# How to show that $x^t A x$ is divisible by $2$ where $A$ is an $n \times n$ symmetric matrix with all its diagonal entries are zero?

Let $$A$$ is a symmetric matrix with all diagonal element zero.

How to show that the dot product of $$x$$ with $$Ax$$ is divisible by $$2$$ ?

I can only verify for matrix of order (size) $$2, 3, 4$$ but not sure about general $$n×n$$ matrix.

Edit: Here, $$x$$ is any vector in $$\Bbb{Z}^n$$.

If $$A$$ is real symmetric matrix with all diagonal elements $$0$$, then prove that $$x^{T}Ax$$ is divisible by $$2$$. ( Here $$x$$ is any vector in $$\mathbb{Z}^{n}$$, and $$x^T$$ denotes transpose of $$x$$ )

$$2$$nd edit: If $$A$$ is integer entry symmetric matrix with all diagonal elements $$0$$, then prove that $$x^{T}Ax$$ is divisible by $$2$$.

• Your question needs mor information, such as: What ist $x$, what is $A$? In particular, are the entries of $A$ integers? What do you mean by "divisible"? Also, use MathJax to typeset mathematical content. Aug 1, 2022 at 8:18
• Sorry, I am posting for first time, not even sure how to type mathematics character, x is any vector in R^n Aug 1, 2022 at 8:20
• There's a mathjax tutorial here: math.meta.stackexchange.com/questions/5020/… Aug 1, 2022 at 8:21
• thank you, so much I got it. Aug 1, 2022 at 8:23
• Your specifications do have some problems. If $x\in\mathbb R^n$ the result of $\langle Ax, x\rangle$ must not even be integral. I believe you want to have $x\in\mathbb Z^n$ and $A\in\mathbb Z^{n\times n}$.
– Lazy
Aug 1, 2022 at 9:07

Let $$A=(a_{ij})$$ be a symmetric matrix with $$a_{ii}=0$$.

Then by symmetry $$a_{ij}=a_{ji}$$

Let $$Q_A:\Bbb{R}^n\to \Bbb{R}$$ is the quadratic form associated with $$A$$.

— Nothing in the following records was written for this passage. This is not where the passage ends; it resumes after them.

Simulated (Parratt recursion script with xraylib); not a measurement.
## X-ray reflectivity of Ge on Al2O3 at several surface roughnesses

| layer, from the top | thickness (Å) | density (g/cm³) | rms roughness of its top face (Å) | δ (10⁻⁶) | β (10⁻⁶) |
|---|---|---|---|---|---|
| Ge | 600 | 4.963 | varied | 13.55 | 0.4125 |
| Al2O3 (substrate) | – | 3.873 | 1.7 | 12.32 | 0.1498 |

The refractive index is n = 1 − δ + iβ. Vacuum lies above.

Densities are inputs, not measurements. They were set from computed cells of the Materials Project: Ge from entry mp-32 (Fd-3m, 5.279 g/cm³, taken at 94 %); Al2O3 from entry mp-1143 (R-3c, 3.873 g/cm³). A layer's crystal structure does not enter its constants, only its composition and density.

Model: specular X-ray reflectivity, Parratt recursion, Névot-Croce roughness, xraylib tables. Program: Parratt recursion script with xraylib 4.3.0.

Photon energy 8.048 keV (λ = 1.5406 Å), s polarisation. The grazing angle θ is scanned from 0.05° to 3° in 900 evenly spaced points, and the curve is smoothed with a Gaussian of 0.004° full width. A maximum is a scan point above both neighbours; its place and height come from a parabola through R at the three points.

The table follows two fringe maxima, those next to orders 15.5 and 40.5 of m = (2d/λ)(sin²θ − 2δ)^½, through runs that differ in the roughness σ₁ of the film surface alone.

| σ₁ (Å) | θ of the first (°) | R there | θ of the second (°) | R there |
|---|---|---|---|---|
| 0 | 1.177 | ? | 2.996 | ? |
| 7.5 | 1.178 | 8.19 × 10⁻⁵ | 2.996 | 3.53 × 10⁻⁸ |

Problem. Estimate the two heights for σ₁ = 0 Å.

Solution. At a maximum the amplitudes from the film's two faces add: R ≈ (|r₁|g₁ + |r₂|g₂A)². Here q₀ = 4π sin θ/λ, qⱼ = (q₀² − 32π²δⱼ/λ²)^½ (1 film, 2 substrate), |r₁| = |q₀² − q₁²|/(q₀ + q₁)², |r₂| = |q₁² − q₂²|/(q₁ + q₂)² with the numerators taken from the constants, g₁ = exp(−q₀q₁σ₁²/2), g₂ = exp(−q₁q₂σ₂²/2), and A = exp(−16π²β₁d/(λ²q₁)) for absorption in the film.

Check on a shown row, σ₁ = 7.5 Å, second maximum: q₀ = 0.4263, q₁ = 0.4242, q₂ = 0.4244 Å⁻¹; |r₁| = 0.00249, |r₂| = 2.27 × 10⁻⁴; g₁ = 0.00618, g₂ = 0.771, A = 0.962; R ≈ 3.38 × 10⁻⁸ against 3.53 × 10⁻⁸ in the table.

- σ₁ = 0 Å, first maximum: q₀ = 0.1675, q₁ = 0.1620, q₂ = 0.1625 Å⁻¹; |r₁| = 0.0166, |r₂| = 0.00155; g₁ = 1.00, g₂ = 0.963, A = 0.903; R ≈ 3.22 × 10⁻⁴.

\begin{align}Q(x) =x^TAx&=\sum_{i,j}a_{ij}x_ix_j\\&=2\sum_{i\neq j, i>j}a_{ij}x_ix_j\end{align}

If $$A\in M_n(\Bbb{Z})$$ and $$x\in \Bbb{Z}^n$$ , then clearly $$2\mid Q(x)$$

Let $$A=\begin{pmatrix}0&{\frac{1}{2}}\\ {\frac{1}{2}}&0\end{pmatrix}$$

Then \begin{align}Q(x) =x^TAx&= \frac{1}{2}x_1x_2+\frac{1}{2}x_2x_1\\&=x_1x_2\end{align}

Clearly $$2\mid Q(x)$$ for all $$x\in \Bbb{R^2}\setminus \{0\}$$ is false.

$$A=\begin{pmatrix}0&1\\ {1}&0\end{pmatrix}$$

Then $$Q(x) =2x_1x_2$$

Let $$x=\begin{pmatrix}\frac{1}{2}\\\frac{1}{2}\end{pmatrix}$$

Then $$Q(x) =\frac{1}{2}$$ and $$2\nmid Q(x)$$.

Hence $$2\mid Q(x)$$ if $$a_{ij},x_i\in \Bbb{Z}$$

• Are you sure you have shown (in general) that $2|Q(x)$ implies that $a_{ij}, x_i\in\mathbb{Z}$? Aug 1, 2022 at 10:29
• @Thomas My bad. I have shown if part. Aug 1, 2022 at 10:31